As the guilty verdict in the five year-long trial of Charles Taylor, former president of Liberia, was handed down yesterday in the Hague, Liberians looked to the sky and saw an ominous sign: a perfect circular rainbow around the sun.
There are different interpretations – some say it means that a big man has fallen, others say it’s a sign that the trial was unfair and that Taylor will soon be coming home, or that God is angry because justice wasn’t made. Either way, the interpretations of the rainbow are a powerful reminder of how conflicted Liberian society is about the fate of their former president.
(Photo Credit: Rob Pitman)
On Thursday April 26, 2012, Charles Taylor became the first head of state to be convicted for war crimes since the Nuremberg trials. The prosecution charged Taylor with 11 counts of war crimes, crimes against humanity, and serious violations of international humanitarian law committed in Sierra Leone between 1999 and 2002. From the beginning, it seemed difficult – though not impossible – to imagine Charles Taylor walking away from this trial a free man. Though he was not convicted for all the initial charges laid in the indictment, and the judges only found him to be “aiding and abetting” rebel forces in Sierra Leone, the guilty verdict seals Taylor’s future. The sentence will come down later next month.
There are have been plenty of mixed emotions in Liberia about the trial and its ramifications. The Special Court for Sierra Leone, operating out of the Hague and backed financially by Western powers, is considered by some in Sierra Leone and Liberia to be a mere approximation of justice. For Liberians especially, who are seeing their ex leader tried in a foreign court, for crimes he committed in a neighboring country, the conviction of Charles Taylor is bitter-sweet. The same way that the rainbow-around-the-sun elicited many different reactions, the Taylor trial – and the verdict – elicited a complex response from Liberian society. Some hoped that he might also be tried for his role in Liberia’s civil war, while others thought he shouldn’t be on trial at all, since Liberia has opted for the path of reconciliation.
As the verdict approached, some worried of the reaction in Liberia. Would it spur angry, disenchanted, marginalized young men to take to the streets? Would Taylor’s die-hard supporters rebel against the verdict? Interestingly, while some people demonstrated in the streets of Monrovia, Taylor’s guilty verdict did not generate large scale anger.

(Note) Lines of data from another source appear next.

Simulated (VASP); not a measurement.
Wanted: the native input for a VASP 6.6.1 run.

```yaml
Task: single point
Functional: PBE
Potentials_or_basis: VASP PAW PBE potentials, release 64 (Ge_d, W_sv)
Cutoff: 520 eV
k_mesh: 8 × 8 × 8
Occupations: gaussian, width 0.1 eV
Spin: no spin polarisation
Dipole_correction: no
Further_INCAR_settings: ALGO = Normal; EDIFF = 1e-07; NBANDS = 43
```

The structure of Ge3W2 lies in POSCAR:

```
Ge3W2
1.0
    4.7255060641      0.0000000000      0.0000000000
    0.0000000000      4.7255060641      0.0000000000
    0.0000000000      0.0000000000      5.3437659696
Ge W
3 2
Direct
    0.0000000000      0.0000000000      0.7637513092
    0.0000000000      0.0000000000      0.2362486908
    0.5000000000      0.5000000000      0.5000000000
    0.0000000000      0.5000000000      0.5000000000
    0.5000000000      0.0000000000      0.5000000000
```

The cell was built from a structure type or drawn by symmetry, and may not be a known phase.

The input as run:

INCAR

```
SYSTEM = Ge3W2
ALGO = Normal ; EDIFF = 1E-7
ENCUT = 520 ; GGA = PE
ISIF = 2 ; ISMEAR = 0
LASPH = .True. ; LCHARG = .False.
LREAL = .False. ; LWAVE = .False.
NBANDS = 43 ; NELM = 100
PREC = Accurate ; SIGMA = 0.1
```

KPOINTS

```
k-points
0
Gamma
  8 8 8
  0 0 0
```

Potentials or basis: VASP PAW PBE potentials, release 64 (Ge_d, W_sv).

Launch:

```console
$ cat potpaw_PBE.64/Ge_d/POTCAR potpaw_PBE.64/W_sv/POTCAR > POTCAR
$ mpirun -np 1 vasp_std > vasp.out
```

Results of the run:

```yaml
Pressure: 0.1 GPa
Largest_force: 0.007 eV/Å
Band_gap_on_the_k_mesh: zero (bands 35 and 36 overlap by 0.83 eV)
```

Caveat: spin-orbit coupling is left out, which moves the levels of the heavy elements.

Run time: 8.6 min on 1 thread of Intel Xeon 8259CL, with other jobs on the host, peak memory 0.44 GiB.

In many ways, Charles Taylor’s power still casts long shadows over Liberia – he is feared, revered, admired and detested by his country men and women. There have been concerns in the past that his return to Liberia could seriously endanger the country – and the region’s – stability, speaking to his enduring influence in Liberian hearts and minds.
The guilty verdict in this trial is a major milestone for international justice, and does send a signal to other heads of state that they will be punished if they commit egregious crimes. It’s also a milestone for Sierra Leone and Liberia and all of West Africa – the former strong man has been diminished, rendered powerless by the justice system. That being said, on both counts, the conclusions we draw must be nuanced. The Special Court for Sierra Leone dealt primarily with a Liberian leader, and it doesn’t necessarily follow that the International Criminal Court will somehow be strengthened by the verdict. Finally, for Liberia and Sierra Leone, the guilty verdict in the Charles Taylor case, being handed down by what is essentially a foreign court, doesn’t necessarily feel like justice. For both countries, there are still many who have not atoned for their crimes, and many others still who would prefer the path of reconciliation over what many perceive as ambivalent justice.